Week 4.5: Photo Essay - Climbing Mount Norikura

Welcome to a new series, the XX.5 series! So far my weekly posts have been mostly words with no pictures (check out my Instagram for daily posts). But this week I wanted to share something a little extra, with more pictures and fewer words. My most recent adventure had too many pictures to share on Instagram, plus they work better together anyhow.

On Friday, our day off, I was definitely hoping to rest. After all we had just had a great boy’s camp and all the staff was tuckered out. But Seth, my boss, was photographer for another camp which was going hiking to the top of Mount Norikura. He had an extra spot, invited me to go, and I accepted. After all, how hard can hiking with a bunch of 7th graders be?

We drove 40 minutes up the mountain to our drop off point. We had about two hours hike ahead of us to the peak. The trail was stony, but well marked, and we had an experienced guide, Mine, to take us up.

The clouds kept rolling in and out, making for some pretty spectacular views. Am I crazy for expecting an Orc to come out from the mist?

Seth was shooting the whole time. Guide Mine pictured below as well. 

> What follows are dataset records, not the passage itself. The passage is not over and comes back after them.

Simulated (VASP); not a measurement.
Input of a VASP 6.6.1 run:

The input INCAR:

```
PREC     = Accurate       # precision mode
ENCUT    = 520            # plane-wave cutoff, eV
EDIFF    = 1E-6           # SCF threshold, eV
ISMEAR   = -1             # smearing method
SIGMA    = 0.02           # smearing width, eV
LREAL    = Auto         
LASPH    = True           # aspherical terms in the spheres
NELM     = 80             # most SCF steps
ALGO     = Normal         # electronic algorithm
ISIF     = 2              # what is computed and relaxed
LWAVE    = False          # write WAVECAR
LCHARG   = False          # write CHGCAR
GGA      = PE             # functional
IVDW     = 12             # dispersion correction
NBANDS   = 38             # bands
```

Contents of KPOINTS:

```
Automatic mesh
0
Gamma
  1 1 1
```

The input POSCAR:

As we walked up the ridge to the peak, the clouds cleared for a few minutes and we were treated to a spectacular view of the crater and the lake. The volcano has not erupted for thousands of years, however there are two volcanoes within 20 miles which have the possibility to erupt; one erupted last fall.

Finally made it to the top! All clouds so only me. 3026 meters! (9,928 feet for you English people)

On the way back down we could see the ridge we had climbed up, dividing the inside of the crater and the face of the mountain.

Once we came part way down the mountain we came on another lake, still with plenty of snow and ice! About 20 minutes before this picture I began to feel very sick. I had a stomach ache since that morning, and it had been compounded by altitude sickness. Yes, I vomited what little I had eaten, breaking my record of around 10 years of not vomiting.

Our last sight was a beautiful meadow with random boulders strewn across.

I didn't feel well for the rest of the day, but it was so worth it! 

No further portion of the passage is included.